In our view the beginning point of this analysis is the strong public policy in this state in favor of settlements. Pascarella v. Bruck, 190 N.J. Super. 118, 125, 462 A.2d 186 (App. Div. 1983), certif. den. 94 N.J. 600, 468 A.2d 233 (1983). The point of this policy is not the salutary effect of settlements on our overtaxed judicial and administrative calendars (although this is an undeniable benefit) but the notion that the parties to a dispute are in the best position to determine how to resolve a contested matter in a way which is least disadvantageous to everyone. In recognition of this principle, courts will strain to give effect to the terms of a settlement wherever possible. It follows that any action which would have the effect of vitiating the provisions of a particular settlement agreement and the concomitant effect of undermining public confidence in the settlement process in general, should not be countenanced.
[Id. at 528.]
While we did not address the statutory authorization for the Board to utilize the stipulation, from a public policy viewpoint, we found no objection to the mechanism used.
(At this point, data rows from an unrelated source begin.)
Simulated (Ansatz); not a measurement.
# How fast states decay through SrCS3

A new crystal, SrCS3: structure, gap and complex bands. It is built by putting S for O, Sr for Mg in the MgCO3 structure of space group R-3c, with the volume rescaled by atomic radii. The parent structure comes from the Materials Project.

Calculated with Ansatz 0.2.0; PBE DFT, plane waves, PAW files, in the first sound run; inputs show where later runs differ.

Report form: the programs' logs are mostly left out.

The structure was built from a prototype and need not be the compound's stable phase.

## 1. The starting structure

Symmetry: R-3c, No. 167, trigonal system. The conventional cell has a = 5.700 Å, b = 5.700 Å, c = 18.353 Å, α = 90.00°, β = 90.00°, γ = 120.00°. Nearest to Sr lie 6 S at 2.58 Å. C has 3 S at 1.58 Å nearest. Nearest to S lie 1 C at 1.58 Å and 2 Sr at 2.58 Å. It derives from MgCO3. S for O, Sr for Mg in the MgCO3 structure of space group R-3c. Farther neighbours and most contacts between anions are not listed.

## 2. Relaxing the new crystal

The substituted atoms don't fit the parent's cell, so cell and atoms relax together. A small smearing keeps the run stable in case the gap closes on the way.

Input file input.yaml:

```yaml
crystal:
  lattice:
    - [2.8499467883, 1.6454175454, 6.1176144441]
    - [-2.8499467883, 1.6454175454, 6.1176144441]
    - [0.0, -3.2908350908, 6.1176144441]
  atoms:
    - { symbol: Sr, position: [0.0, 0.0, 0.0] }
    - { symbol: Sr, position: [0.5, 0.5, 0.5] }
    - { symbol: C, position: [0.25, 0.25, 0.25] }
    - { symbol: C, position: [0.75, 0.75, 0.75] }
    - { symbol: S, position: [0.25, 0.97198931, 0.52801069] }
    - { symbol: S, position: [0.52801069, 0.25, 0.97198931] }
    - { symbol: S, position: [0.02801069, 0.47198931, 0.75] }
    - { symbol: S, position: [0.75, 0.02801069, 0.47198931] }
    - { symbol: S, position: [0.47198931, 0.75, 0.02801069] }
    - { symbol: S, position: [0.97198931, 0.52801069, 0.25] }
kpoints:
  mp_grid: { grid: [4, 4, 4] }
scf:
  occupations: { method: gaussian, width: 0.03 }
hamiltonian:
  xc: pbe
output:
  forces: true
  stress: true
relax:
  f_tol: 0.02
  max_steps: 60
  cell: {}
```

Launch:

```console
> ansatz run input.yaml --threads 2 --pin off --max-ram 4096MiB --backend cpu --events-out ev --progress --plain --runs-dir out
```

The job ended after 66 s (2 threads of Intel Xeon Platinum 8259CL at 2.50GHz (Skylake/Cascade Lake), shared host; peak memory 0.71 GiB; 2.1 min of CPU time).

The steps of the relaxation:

The Coalition relies on In re Proposed Increased Intrastate Industrial Sand Rates by Central Railroad Co. of New Jersey, 66 N.J. 12, 327 A.2d 427 (1974), in support of its argument that the Board could not adopt the Stipulations. There, the Board granted a rate increase to a railroad based upon a negotiated agreement and expressly declined to compel the railroad to proffer evidence as to rate base and rate of return. Id. at 16-17. The Board found in a conclusory fashion that the purported rates were "just and reasonable." Id. at 17. The Court held that the Board lacked the power to approve a permanent rate increase without first computing the rate base and the rate of return. Id. at 26. It observed that the statute permitted the Board to dispense with finding the rate base only in the three circumstances described in N.J.S.A. 48:2-21.2, which were not applicable. 66 N.J. at 18, 29. Further, the Court noted that the Board's power to negotiate rates was confined to the interim adjustment of rates during the pendency of a hearing, as permitted by N.J.S.A. 48:2-21.1. 66 N.J. at 26.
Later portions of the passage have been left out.